Sixteen seconds.

“It looks bad,” my lawyer told me. “You hung up from the Goldman board meeting in which you learned about the Buffett investment, and sixteen seconds later you called Rajaratnam. He immediately bought Goldman stock. The next day, he told one of his traders that he received a call right before the markets closed, telling him something good might happen to Goldman.”

I was sitting in a small office, high above Sixth Avenue, with several members of my legal team. After a long and depressing winter, spring had finally come, but I had no time to enjoy the gentle sunshine and the new life that was bursting forth in my beloved garden at home. I was spending every day at the law offices, preparing to testify at my upcoming trial. I was worried we’d left the preparation too late – it was only when I decided to take over an empty office and show up every day that the lawyers finally responded to my requests to rehearse. One of the legal team, Robin Wilcox, would play the role of the prosecutor and grill me on the events leading up to my arrest, sometimes with an audience for added effect.
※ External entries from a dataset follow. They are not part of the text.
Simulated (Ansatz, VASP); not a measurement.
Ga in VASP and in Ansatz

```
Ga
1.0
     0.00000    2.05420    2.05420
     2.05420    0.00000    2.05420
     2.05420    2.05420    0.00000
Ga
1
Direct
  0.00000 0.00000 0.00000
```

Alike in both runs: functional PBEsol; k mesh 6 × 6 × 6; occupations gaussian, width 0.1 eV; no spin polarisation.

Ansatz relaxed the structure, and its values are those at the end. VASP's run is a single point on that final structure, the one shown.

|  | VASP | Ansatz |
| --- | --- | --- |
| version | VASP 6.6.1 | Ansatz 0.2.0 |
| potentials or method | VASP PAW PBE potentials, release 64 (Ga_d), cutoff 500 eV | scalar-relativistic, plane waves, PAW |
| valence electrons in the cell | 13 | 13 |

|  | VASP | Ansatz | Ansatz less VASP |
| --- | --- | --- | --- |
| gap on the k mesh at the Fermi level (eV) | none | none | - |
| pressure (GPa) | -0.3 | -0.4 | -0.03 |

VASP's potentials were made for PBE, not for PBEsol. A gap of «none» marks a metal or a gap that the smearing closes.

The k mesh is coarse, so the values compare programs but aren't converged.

These practice sessions were a strange and awkward a air for me. I’d given countless speeches over the course of my career – addressing students, business leaders, humanitarians, even the UN General Assembly – and I was fully confident of my ability to speak clearly and persuasively. I had been unafraid to step on to the biggest of stages, always trusting my insight and instinct. But I didn’t like having other people telling me what I should and should not say.

My lawyers stopped me constantly, adjusting and fine-tuning my story based on a multitude of possible reactions from judge and jury.

I appreciated their thoroughness, but all this second-guessing made me feel disconnected from the simple truth. Unlike most business leaders, I’d never used a speechwriter; instead, I simply wrote what was authentic to me. Often, I would start with a favourite poem, but I couldn’t see the judge being very receptive to me quoting stanzas from Robert Frost, Rabindranath Tagore, or the Bhagavad Gita on the witness stand. Frost would have been appropriate here though, I mused: I would indeed be taking “the road less traveled” by taking the stand in my own defence.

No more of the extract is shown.